Self-described “peer-reviewed rapper” Baba Brinkman has a new show — Rap Guide to Climate Chaos, playing at the SoHo Playhouse in New York City.
“It’s a little bit of comedy, a lot of music and maybe a little bit of TED talk sprinkled in,” said Brinkman. The one-man musical offers a funny, thoughtful look at the science, economics and politics of climate change — in verse and with a backbeat. The show received praise from critics at the Edinburgh Fringe Festival and delegates at the Paris Climate Conference, where he performed in December.
A white Canadian in his late 30s, Brinkman doesn’t fit the bill for a touring rap artist, but neither does his subject matter. Rap Guide to Climate Chaos is the latest installment in a canon of work that includes rap guides to religion, evolution and human nature — topics where public perceptions have strayed from empirical understanding.
“I like subjects where there is a scientific consensus and a public misconception about that fact,” said Brinkman. With climate change, “virtually all scientists agree. (A) it’s happening, (B) it’s dangerous and (C) it’s definitely human-made. And the public is confused about all three of those to varying degrees.”

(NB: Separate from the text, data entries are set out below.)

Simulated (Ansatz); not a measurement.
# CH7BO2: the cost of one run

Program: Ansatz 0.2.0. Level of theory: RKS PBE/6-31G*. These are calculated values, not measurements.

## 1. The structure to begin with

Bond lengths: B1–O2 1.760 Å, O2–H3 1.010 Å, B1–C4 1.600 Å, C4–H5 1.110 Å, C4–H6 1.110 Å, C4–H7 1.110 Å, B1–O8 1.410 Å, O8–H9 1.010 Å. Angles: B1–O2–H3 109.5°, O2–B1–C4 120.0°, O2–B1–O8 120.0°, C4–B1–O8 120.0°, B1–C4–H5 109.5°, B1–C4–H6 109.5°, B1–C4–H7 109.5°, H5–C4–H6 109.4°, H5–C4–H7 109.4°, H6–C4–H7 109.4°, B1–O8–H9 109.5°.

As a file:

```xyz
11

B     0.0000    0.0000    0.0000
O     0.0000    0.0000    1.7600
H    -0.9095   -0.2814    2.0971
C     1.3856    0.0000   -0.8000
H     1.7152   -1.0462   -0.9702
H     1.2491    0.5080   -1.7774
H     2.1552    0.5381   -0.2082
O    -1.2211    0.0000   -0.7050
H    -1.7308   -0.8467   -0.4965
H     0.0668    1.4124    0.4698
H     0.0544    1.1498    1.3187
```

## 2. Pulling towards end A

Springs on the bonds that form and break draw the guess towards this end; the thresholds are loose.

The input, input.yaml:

Rap Guide to Climate Chaos offers head-bopping beats and verbal acrobatics, but its greatest achievement is managing to assimilate decades of research, policy, and public debate into short, catchy rhymes. Here’s Brinkman on the issues:
Brinkman doesn’t downplay the scale of the problem. He believes fussing over light bulbs and shopping bags is mostly pointless and frequently counterproductive. Brinkman says the best way to tackle climate change is to put a price on carbon. His measured approach has won converts from conservatives at his shows.
“I had a high school show that I did a couple of months ago, and the teacher that organized it forwarded me a note from one of the students,” said Brinkman. “[The student] said, ‘As a right-wing person, I don’t agree with a lot of Baba’s politics… but he did make me feel like if I became president, I would want to impose a carbon tax.”
“I just converted a potential Republican voter to carbon taxes,” mused Brinkman. “That’s it. I’m done. That’s all I needed.”
Rap Guide to Climate Chaos is the latest in a growing genre of performance art. In 2011, Greenland recreated the Copenhagen Climate Change Conference on London’s West End. In 2012, Jake Gyllenhaal starred as a climate-obsessed professor in If There Is I Haven’t Found It Yet, a play in which rising waters swept away parts of the set. The following year, Our Clement World premiered off-Broadway. Its author, Cynthia Hopkins, said she was inspired to write the show after hearing development economist Jeffrey Sachs speak to the role of artists in communicating the risks of climate change.
Brinkman is heeding the same call, trying to untangle the complexities of climate science for the uninitiated. He believes science is rich with facts that, while terrifying in their implications, are devoid of emotional substance. A climate model may forecast a global rise in temperature, but it cannot tell a story about the human suffering. Artists, Brinkman says, can bring color and meaning to a difficult subject.
“I think people associate science with facts, and facts on their own don’t really have any retention in our brains,” said Brinkman, “But if you can connect somebody with an emotional experience — if it’s something that impacts them directly, if they care about it, if they have a visceral basis for their memory — then it sticks.”